Even so, U.S. business leaders think
spending for civilian purposes has negative side effects for
them. For one thing, it interferes with their managerial
prerogatives. Money the government gives corporations
through the DOD is like a gift. The government says it will
buy what the company makes; pay for its research and
development; and allow the company a profit, if it can make
one. Corporate managers say this arrangement is the best.
They know that, if the government began
to have business make products that could be sold in the
commercial market that production would interfere with
corporate profit making. The production of waste, however,
does not interfere, because, for example, no other company
will compete with a company that makes artillery, tanks, or
B-2 bombers.
Non-commercial spending
Because corporate leaders prefer it, U.S.
government spending to keep major U.S. businesses profitable
has gone to the military and aero-space industries for the
research, development and production of non-commercial
products. The DOD, for instance, gives money to corporations
to develop missile defense systems that guard against
non-existent missile threats. Once a system like that has
been developed, businesses then try to find ways to adapt some
of its technology for commercial uses.
In contrast, other countries give large
percentages of their tax money directly to businesses, so the
businesses can develop products salable in international
markets. Japan is a good example of this. For many decades,
It has given tax money directly to Japanese businesses to
enable them to develop products that can be sold
internationally in commercial, competitive markets. This
system is streamlined and not wasteful. It is a stark
contrast with the way the U.S. gives money to businesses for
military and aero-space research and development.
The difference in efficiency between the
U.S. and Japanese’ fascist economic systems is the main reason
why Japan’s fragile, post World War II economy grew to be the
world’s second largest, and Japan competes so successfully
with the gargantuan U.S. economy.
Japan can give tax money directly to
businesses to keep them competitive internationally partly
because it has not lied to its citizens and created stories
about security threats. The nation has democratic
governmental procedures that result in representative
governments. As a result, Japanese corporations have not been
able to gain complete control of governmental budgets. In
turn, the Japanese understand the need to help their
corporations and have not objected to governmental grants to
corporations to develop new, commercially applicable
technology.
Control
Corporate control of U.S. tax subsidies
is of prime interest to U.S. corporate leaders. To them,
social spending is a serious threat to their power, for it
increases the danger of democracy, because is liable to
increase popular involvement in decision-making. For example,
if the government were to be involved in building housing,
schools, roads, and similar things people would be interested
in how the money is spent, because they understand how these
things affect them. They would have opinions and would want
to tell their elected officials how it should be spent. In
contrast, when the government says it will build a stealth
bomber, nobody in the public quite understands that and few
people offer opinions.
Since the first requirement of control is
to keep the public passive, those in power want to eliminate
anything that tends to encourage the population to be involved
in its planning. This is because popular involvement could
threaten the power monopoly business has. The people might
organize and demand a redistribution of profits and
decision-making.
The primary and secondary schools in the
U.S. play critical roles in keeping the public docile and
passive. (This includes tax-supported school systems and
parochial and private schools).
In primary and secondary schools,
teachers teach the half truths and misinformation written into
texts by university professors (a.k.a., political
indoctrination commissars), and the administrators ensure that
teachers inculcate only approved doctrine into the minds of
the children and youth sent them to condition. They teach,
for example, that the U.S. has a free enterprise economy, the
press is a guardian of our freedom, and the political system
is representative. The press repeats this.
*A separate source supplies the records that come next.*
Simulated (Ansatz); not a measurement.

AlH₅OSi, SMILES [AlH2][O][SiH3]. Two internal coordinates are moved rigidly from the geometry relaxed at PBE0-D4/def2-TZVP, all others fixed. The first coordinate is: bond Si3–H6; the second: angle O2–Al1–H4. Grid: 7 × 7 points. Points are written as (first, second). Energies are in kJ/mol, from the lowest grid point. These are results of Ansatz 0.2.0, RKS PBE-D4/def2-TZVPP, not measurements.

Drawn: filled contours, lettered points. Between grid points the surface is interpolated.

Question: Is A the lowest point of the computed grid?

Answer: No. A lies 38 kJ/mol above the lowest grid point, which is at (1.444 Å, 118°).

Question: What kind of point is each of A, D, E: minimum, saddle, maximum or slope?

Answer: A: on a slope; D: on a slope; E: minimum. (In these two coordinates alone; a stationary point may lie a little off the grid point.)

At the higher education level, professors
repeat misinformation and diluted, inaccurate history,
political science, and economics. They are the guardians,
preservers, and ideologues that ward off all challenges to the
veracity of the falsehoods they perpetrate. They are in
effect political indoctrination commissars. They feel
threatened by views that challenge the view promulgated by the
state and act as defamation specialists to beat down
challenges to those views.
They have aptly been described as a
secular priesthood dedicated to ensuring that the state’s
doctrinal faith is maintained. The press reports their
derogatory judgments of those views with which they disapprove
as valid value judgments of right-think and wrong-think.
Any conversion to an economic system that
funnels tax money to social improvement, or national health
insurance, or building schools can only be done as part of a
total, societal restructuring that is designed to undermine
centralized control.
In addition, DOD’s wasteful spending
cannot be ended until an alternative is agreed to, because the
U.S. economy’s well-being depends upon the tax money spent now
to keep corporations profitable. In order to change what tax
money is spent on, a cultural and institutional structure must
also be created, so public funds can be used to improve U.S.
citizens’ social needs, such as housing and health care, and
societal infrastructure, such as schools, roads, and bridges.
If this were done, it would be possible to use tax money to
stimulate the economy in a different way than does the current
DOD system.
These possibilities seem highly unlikely,
for those that control a state do not allow change that in any
way threatens their profits. Changes in the ways in which the
U.S. spends its fascist budget will only happen, if the
present ways become structurally unsound, as happened to the
Soviet Union, or change is imposed from outside, as in the
case of Nazi Germany and Imperial Japan.